Having resolved two thorny files to the satisfaction of the prime minister – something most of her ministerial colleagues have yet to achieve – Philpott will now get to put her skills to the test of salvaging the capital of good faith Trudeau brought to the Indigenous front before it is completely depleted.
On Monday, she took charge of a new Indigenous services ministry to be carved out of Carolyn Bennett’s existing Indigenous affairs department. One of her tasks – to be undertaken jointly with Bennett – will be to set the floundering inquiry into missing and murdered Indigenous girls and women back on track.

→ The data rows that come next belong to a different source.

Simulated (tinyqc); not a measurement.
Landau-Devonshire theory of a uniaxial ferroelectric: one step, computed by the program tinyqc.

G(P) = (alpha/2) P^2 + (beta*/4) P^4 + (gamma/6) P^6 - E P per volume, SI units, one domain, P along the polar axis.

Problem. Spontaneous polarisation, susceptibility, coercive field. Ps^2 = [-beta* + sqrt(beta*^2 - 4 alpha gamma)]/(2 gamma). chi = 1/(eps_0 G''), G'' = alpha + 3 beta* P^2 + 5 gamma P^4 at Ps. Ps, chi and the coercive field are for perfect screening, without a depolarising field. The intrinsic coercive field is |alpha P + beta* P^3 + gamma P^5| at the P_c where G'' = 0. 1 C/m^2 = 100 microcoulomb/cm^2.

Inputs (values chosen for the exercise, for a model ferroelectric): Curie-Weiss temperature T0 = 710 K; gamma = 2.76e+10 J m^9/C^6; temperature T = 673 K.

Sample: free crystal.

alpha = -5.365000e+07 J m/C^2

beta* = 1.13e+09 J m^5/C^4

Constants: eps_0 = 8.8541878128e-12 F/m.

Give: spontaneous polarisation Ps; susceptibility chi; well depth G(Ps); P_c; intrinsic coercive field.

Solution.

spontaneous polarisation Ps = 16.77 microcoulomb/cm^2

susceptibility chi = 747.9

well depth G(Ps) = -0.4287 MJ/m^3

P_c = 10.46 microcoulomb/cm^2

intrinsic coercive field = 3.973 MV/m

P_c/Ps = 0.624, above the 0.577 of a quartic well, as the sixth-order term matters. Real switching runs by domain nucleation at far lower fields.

The two will initially have to navigate in relatively uncharted waters. Legislation to create two departments where there has always been only one will have to be drafted and passed by Parliament. The mandate letters setting out their respective responsibilities are still a work in progress. The division of labour could make for some uneasy moments between the two ministers – one being a success story and the other not so much.
On Monday, Trudeau’s choice of a rookie to take a portfolio as senior as the health ministry was the move that most puzzled many Parliament Hill insiders. This is Ginette Petitpas Taylor’s first cabinet appointment. The New Brunswick MP had been serving as parliamentary secretary to the minister of finance.
Part of the explanation for the prime minister’s choice has to do with language skills.
As health minister, Petitpas Taylor will be joining former Toronto police chief Bill Blair and Justice Minister Wilson-Raybould on the marijuana legalization front line. Her appointment ensures that at least one of the lead government members on the file is able to deliver its message in French.
She will have her work cut out for her in Quebec where a storm over Trudeau’s determination to fulfil his promise to legalize marijuana by next summer could be brewing.
The province has begun holding its own hearings into the plan and the initial public meetings have elicited a significant amount of unease over the federal timeline. The marijuana issue could surface in an upcoming federal byelection in Lac-Saint-Jean, the riding left vacant by former Conservative minister Denis Lebel.
Rounding out the load of poisoned apples the prime minister distributed on Monday, B.C. MP Carla Qualtrough traded the low profile portfolio of sports and persons with disabilities for the public works and procurement department. She will have to try to sort out the mess that is the Phoenix pay system. Despite her predecessor’s repeated assurances, the pay woes of as many as half of the country’s public servants remain unresolved.
This was Trudeau’s second major reshuffling of the cabinet he initially put together after his election victory almost two years ago.
It was less than nine months ago that he rearranged the chairs on his upper deck – essentially to deal with the challenges emerging from Donald Trump’s nascent presidency.
None of the 12 ministers who make up the special cabinet committee that was struck last January to oversee the Canada/U.S. file were reassigned on Monday, and none were added.
That reflects that government’s sense that the current approach to Trumpism works as well as can be expected in the circumstances and that the cabinet team Trudeau assembled in January does cover all the bases.
As an aside, National Defence Minister Harjit Sajjan, who misrepresented his role in the crafting of a major military operation in Afghanistan and was subsequently expected by some observers to be demoted at the first opportunity, has survived his misstep.
The New Year shuffle signalled a major redeployment of government resources along the Canada/U.S. front.
By comparison, Monday’s makeover – while more significant than expected – was only designed to fix some isolated trouble spots.